Cyber-Physical Systems (CPS) are increasingly incorporating what one can call Learning-Enabled Components (LEC) to implement complex functions. By LEC we mean a component (typically, but not exclusively, implemented in software) that is realized with the help of data-driven techniques, like machine learning. For example, an LEC in an autonomous car can implement a lane follower function such that one trains an appropriate convolutional neural network with a stream of images of the road as input and the observed actions of a human driver as output. The claim is that such LEC built via supervised learning is easier to implement than building a very complex, image processing driven control system that steers the car such that it stays on the road. In other words, if the straightforward design and engineering is too difficult, a neural network can do the job – after sufficient amount of training.
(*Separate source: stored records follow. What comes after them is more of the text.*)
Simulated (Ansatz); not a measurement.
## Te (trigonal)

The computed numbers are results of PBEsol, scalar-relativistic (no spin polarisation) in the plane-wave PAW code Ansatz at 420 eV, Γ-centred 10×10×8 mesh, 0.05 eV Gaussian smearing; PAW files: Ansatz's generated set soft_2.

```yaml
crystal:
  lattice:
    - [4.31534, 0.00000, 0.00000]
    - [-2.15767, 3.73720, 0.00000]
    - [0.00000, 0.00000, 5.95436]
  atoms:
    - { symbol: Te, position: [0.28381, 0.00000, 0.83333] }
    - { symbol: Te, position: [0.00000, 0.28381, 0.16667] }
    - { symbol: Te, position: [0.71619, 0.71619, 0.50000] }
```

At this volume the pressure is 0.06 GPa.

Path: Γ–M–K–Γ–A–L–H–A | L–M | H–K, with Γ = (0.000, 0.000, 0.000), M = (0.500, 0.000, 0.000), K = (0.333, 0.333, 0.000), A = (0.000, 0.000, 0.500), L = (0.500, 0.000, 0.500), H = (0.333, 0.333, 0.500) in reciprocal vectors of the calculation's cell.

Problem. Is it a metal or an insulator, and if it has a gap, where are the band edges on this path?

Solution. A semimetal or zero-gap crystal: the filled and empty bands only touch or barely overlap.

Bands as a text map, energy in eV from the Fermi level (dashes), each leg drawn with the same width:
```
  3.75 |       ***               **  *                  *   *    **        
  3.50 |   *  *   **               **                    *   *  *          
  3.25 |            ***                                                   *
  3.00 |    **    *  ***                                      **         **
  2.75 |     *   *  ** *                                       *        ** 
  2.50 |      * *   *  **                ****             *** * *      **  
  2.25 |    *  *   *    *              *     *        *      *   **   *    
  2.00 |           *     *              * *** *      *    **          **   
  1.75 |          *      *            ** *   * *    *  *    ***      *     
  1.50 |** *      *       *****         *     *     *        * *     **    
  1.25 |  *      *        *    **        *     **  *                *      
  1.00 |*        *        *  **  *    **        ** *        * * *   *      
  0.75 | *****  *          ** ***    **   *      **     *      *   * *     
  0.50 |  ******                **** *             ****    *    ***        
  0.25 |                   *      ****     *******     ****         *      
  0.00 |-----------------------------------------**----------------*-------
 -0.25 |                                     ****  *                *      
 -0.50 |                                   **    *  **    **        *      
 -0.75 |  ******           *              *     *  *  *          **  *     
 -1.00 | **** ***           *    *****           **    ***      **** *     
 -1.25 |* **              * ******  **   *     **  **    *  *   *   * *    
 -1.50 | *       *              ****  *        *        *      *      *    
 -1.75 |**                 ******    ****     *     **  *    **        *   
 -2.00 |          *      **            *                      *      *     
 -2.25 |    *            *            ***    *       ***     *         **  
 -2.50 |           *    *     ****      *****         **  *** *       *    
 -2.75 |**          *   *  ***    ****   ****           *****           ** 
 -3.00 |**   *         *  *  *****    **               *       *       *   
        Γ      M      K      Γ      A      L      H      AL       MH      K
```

For high-consequence systems the challenge is to prove that the resulting system is safe: it does no harm, and it is live: it accomplishes its goals. Safety is perhaps the foremost problem in autonomous vehicles, especially for ones that operate in a less-regulated environment, like the road network. The traditional technology for proving the safety of systems is based on extensively documented but often informal arguments – that are very hard to apply to CPS with LEC.
The talk will focus on the results of our recently started project that aims at changing this paradigm by introducing (1) formal verification techniques whenever possible (including proving properties of the ‘learned’ component), (2) monitoring technology for assurance to indicate when the LEC is not performing well, and (3) formalizing the safety case argumentation process so that it can be dynamically evaluated. The application target is autonomous vehicles, with significant, but not exclusively used LECs. The goal is to construct an engineering process and a supporting toolchain that can be used for the systematic assurance of CPS with LECs.